Randy Johnson said...

I noticed years ago a a lack of reading in so many people. I even had one fellow say, "I haven't read a book since I got out of school," like it was something to be proud of. I've been asked the questions most readers get when people see my collection. "You read all these?" said in an almost incredulous manner.

Needless to say, those folks are no longer friends. Nothing in common.
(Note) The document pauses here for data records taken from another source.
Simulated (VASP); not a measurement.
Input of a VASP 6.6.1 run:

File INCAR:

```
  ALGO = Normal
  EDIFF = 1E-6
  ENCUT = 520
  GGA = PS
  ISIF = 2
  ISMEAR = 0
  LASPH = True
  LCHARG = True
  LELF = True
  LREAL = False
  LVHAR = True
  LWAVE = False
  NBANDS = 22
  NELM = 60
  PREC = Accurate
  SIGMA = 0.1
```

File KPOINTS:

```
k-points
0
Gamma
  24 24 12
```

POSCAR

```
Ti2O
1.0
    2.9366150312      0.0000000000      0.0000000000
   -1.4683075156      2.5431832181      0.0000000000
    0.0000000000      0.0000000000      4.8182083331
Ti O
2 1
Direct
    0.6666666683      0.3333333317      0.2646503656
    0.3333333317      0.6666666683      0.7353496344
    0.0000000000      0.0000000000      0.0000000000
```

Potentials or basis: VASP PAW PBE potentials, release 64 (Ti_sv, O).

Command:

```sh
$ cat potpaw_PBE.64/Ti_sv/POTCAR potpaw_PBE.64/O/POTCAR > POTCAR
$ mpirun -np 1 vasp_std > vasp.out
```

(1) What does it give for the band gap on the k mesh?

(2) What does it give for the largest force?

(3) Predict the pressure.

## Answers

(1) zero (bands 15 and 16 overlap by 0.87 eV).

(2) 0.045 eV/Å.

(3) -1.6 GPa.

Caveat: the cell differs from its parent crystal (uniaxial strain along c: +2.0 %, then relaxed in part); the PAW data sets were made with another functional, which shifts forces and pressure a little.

But I have introduced a few folks to the pleasures of reading and they've gone on to find their own favorite writers, usually different from those I like.

Anonymous said...

Personally - gets of geezer bus with Jeff - I don't think looking at en e-book thingie on a small electronic device is much of a way to read. A BOOK, print on paper, that's reading to me, and I don't see much of it anywhere. Ever. Playing with a smart phone isn't smart, it's just twiddling, might as well be playing pong. It's all the rage, and a certain generation, coming on to two of them, know no better. Of course they'll all be blind by the time they're 50, but they don't care...

George said...

I still prefer reading a real book rather than an ebook. Devices like the iPhone and iPad are addicting. My students would rather play ANGRY BIRDS than read the WALL STREET JOURNAL.

Anonymous said...

Randy, a friend in England who has upwards of 30,000 books had the perfect answer when asked if he'd read All Those Books: "I'm just finishing up the last one."

I must admit that since the price of newspapers has risen so much I've given up buying a daily paper and read them online. We did get a bargain on the Sunday (only Sunday, not the Weekender) New York Times, so I get that delivered. The part I particularly enjoy is getting the book review, magazine, travel, arts & leisure and real estate sections on Saturday and the rest on Sunday.

While I prefer a "real" book I am getting used to the Kindle, especially as ebooks are sometimes the only format available for books and authors I want.

Jeff M.

michael said...

How does changing the container devalue the content? If I read a book a week on Kindle, it doesn't count because it is not on paper? If I read the Los Angeles "Times" online, I am not reading a newspaper?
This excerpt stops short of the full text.